Fri, Jul 13, 2018 - Page 10 News List

BMW to be first majority owner of Chinese JV

Bloomberg

BMW AG chairman Klaus Froehlich, left, talks to German Chancellor Angela Merkel, center, and Chinese Premier Li Keqiang, right, at a presentation on autonomous driving at the former Tempelhof airport in Berlin on Tuesday.

Photo: EPA

BMW AG stands to become the first foreign car manufacturer to own a majority in a Chinese joint venture (JV), showing Beijing is following through on a pledge to increasingly open up the economy to global corporations.

BMW plans to unveil the new ownership structure in its joint venture with Brilliance China Automotive Holdings Ltd (華晨中國汽車控股) soon, a person familiar with the plan said.

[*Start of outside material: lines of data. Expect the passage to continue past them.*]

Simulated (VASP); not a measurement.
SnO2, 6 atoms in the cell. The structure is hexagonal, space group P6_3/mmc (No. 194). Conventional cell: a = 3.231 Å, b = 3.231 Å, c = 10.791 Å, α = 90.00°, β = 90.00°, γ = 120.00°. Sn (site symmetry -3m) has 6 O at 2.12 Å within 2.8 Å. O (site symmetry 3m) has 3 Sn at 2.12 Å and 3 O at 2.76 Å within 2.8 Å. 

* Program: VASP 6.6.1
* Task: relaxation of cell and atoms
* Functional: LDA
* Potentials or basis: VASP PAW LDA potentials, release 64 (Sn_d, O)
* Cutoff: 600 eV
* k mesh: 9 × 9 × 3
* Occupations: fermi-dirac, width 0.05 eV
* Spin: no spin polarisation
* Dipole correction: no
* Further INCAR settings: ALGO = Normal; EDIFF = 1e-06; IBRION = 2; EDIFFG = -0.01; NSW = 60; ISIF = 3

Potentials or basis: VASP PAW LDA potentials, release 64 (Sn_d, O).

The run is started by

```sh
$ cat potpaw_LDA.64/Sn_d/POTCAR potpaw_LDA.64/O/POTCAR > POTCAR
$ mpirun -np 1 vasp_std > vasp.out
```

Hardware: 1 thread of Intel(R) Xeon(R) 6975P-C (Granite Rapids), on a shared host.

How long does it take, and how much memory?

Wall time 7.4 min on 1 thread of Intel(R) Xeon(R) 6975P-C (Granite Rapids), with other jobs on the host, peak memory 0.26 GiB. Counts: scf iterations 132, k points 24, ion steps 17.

BMW now holds 50 percent of the venture. CEO Harald Krueger was in Berlin at the start of the week during a summit between Chinese Prime Minister Li Keqiang (李克強) and German Chancellor Angela Merkel.

Among discussions were opportunities to open up China to more foreign investment. As part of corporate deals signed at the meeting, chemicals company BASF SE agreed to invest as much as US$10 billion in a new factory in China that it would wholly own, also a first for that industry.

BMW declined to comment on the state of its discussions with Brilliance.

The German firm is set to boost its stake in the venture to at least 75 percent, Manager Magazin reported earlier.

Brilliance now owns 40.5 percent of the venture.

Owning a larger slice of BMW Brilliance Automotive would come at an opportune time for BMW. The company is heavily reliant on output from its factory in the US, where BMW makes sports utility vehicles (SUV) for the global market.

That strategy risks coming under strain as a trade war between the US and China starts escalating, potentially raising the prices of vehicles exported from the US.

Daimler AG issued a profit warning a few weeks ago, citing the risk of falling demand from Chinese consumers for US-made SUVs.

Companies such as Volkswagen AG, General Motors Co, Ford Motor Co and Toyota Motor Corp also work with local partners in China.

A move by BMW would follow plans outlined by China in April to ease foreign-ownership restrictions in the country, with the possibility that foreign automakers could eventually buy out their local partners.

Global companies have for decades sought better access to the Chinese car market, now the world’s largest.

China in April said it is scrapping the current 50 percent ownership cap for electric-car ventures as soon as this year.

The cap for commercial vehicles is to be eliminated in 2020 and the one for passenger vehicles is to end in 2022.

The Chinese Ministry of Foreign Affairs on Tuesday said in a statement that China and Germany “for the first time reached the agreement on increasing the share of German automobile companies in the jointly invested projects in China.”

BMW this week said it signed an agreement with Brilliance to expand their joint venture BMW Brilliance Automotive. The pact was one of dozens signed by German and Chinese companies during Li’s visit to Germany.

The remaining 9.5 percent of BMW and Brilliance’s venture is held by Shenyang City.